Happy International Women's Day: Our Voices
/As y'all might know, today the world celebrates International Women's Day. It is a day focused on honoring "the social, economic, cultural and political achievements of women. The day also marks a call to action for accelerating gender parity."
In 2014, the World Economic Forum predicted that worldwide gender parity would be reached in 2095. Yet just a year later, due to a slowed movement towards equality, the horizon was pushed to 2133.
This is disheartening, to say the least. And so today, I'd like my Forty to 40 tidbit of wisdom to focus on us ladies and one of our most powerful assets: our voices.
Countless studies as well as skeins of anecdotal evidence show that while many girls are bold in their early years, they become more meek and less confident during middle and high school. They report worrying about seeming smart, fitting in, feeling pretty. Hormones are ramping up, bodies are developing, friendships change with the winds. It's a lot to manage cliques and sexuality, popularity and grades, body image and a sense of self. I know it was awfully hard for me and caused enormous amounts of stress. My mom used to say we should have invested in Pepto Bismol stock before I entered high school because we'd have raked in profits during those years.
Somewhere in this maelstrom of development, too many of us girls lose sight of the inner roars with which we were born. Too many of those roars are stifled or even snuffed by a host of factors such as peer pressure, expectations of "feminine" or "ladylike" behavior, external messaging about what girls are good at and what they aren't, what they should be doing and what they most definitely shouldn't.
Bitch in its pejorative connotation hangs like a scarlet cloud, threatening to mark us for being bossy or too strong or something that if we were boys would likely be considered a positive but for us, isn't.
It took me years to learn to stand up for myself, and while I can now handle confrontation in respectful, adult ways, arguments or push-backs, especially when they involve me asserting my opinions and beliefs against others, stay with me for days. They literally ache to process. They make me question myself, my beliefs, whether I should have said anything at all.

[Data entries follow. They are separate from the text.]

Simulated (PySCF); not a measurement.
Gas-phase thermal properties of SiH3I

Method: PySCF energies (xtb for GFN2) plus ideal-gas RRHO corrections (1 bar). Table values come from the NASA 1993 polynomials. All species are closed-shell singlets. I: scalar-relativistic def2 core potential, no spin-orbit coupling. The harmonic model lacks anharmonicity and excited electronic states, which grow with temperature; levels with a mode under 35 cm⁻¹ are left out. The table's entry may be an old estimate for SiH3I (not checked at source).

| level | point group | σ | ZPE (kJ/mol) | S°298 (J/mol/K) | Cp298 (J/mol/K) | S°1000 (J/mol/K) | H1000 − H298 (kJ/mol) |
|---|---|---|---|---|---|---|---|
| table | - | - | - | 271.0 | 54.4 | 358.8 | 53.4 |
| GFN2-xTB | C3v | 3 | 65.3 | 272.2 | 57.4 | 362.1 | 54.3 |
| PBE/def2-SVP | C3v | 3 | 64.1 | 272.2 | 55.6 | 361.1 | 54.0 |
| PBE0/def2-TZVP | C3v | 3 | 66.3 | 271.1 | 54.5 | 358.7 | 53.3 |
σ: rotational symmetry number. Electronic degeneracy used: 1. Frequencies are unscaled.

That ache? That's residual baggage from years of feeling hesitant and scared to use MY voice. To not only use that voice but also to be proud to do so. To recognize and believe that I am entitled to do so. To throw my shoulders back and say, "This is who I am. Like me or don't, but I'm me."
I adore men. The slope from their neck into their shoulders, their deep voices, their chest hair. I love the way so many of them move about in the world- as if it's theirs for the taking. They can argue and that's that. It's done, no lingering shit or undercurrent of resentment. Many women will stew for days, weeks, could be even longer. Men are, in some ways, so very basic. The general example of males doesn't read too much into anything. What bliss all that must be.
And yet, I've learned that what I take from those men as well as what I take from the women in the world I most admire is that what they are, most basically, is themselves. They are confident in who they are and because of that don't hesitate to use their voices.
This is not to say that I like brash assholes. I don't. I prefer considerate people and considered opinions. Myopia and close-mindedness are bad, bad characteristics.
I'm praising the people who simply go about their lives, following their own inner lights and in doing so often make this world a better place. They don't spend too much time thinking and worrying about what others think of them or whether or not what they said sounded just right.
The closer I've gotten to 40, the louder and clearer I've heard my own voice, my sense of self burbling up from deep within. I attribute a great deal of that to writing, and for that I am ever grateful.
Because I write my way through most days, I have gotten to know so intimately, myself, my rhythms, my moods, my triggers. What makes me happy and calm. What doesn't. When I'm stepping beyond my limits. When I can push a bit more. What makes a real and true friend. What doesn't.
I have found this trajectory of self-awareness to track incredibly neatly with my concurrent rise in self-confidence and, more importantly I believe, my concurrent rise in self-like. I like myself. I really do. I'm not faultless, not perfect. I can be emotional and I have high standards. I cannot tolerate injustice or laziness, and I know that sometimes makes me appear thorny. As a friend said to me recently, "We are half-bitch."
Not the Scarlet B bitch, no. But not a damn doormat either. I accept half-bitch with a smile and a pat on my back because what I take it to mean is that I know myself and am proud of that self. That I will stand up for that self and against injustice. Sassiness isn't always a bad thing.
I accept it for all the Gloria Steinems and Denise Vivaldos and Ruth Bader Ginsburgs and Hillary Clintons and Ava Duvernays and Shirin Ebadis and Bette Midlers and Sarah Silvermans and Gabrielle Hamiltons and Nora Ephrons and Brene Browns and innumerable other Voiced women who speak up and speak out and make us laugh and move us to tears and are changing the world simply by living so honestly. They inspire me every day and have helped me grow so much.
Feminism has nothing to do with throwing men under the bus. It's about women finding and honoring their voices and abilities and being cheered for having done so. Parity. Equality. Truth. Find your voice and use it, if only to know yourself better. It's a worthwhile venture. I promise.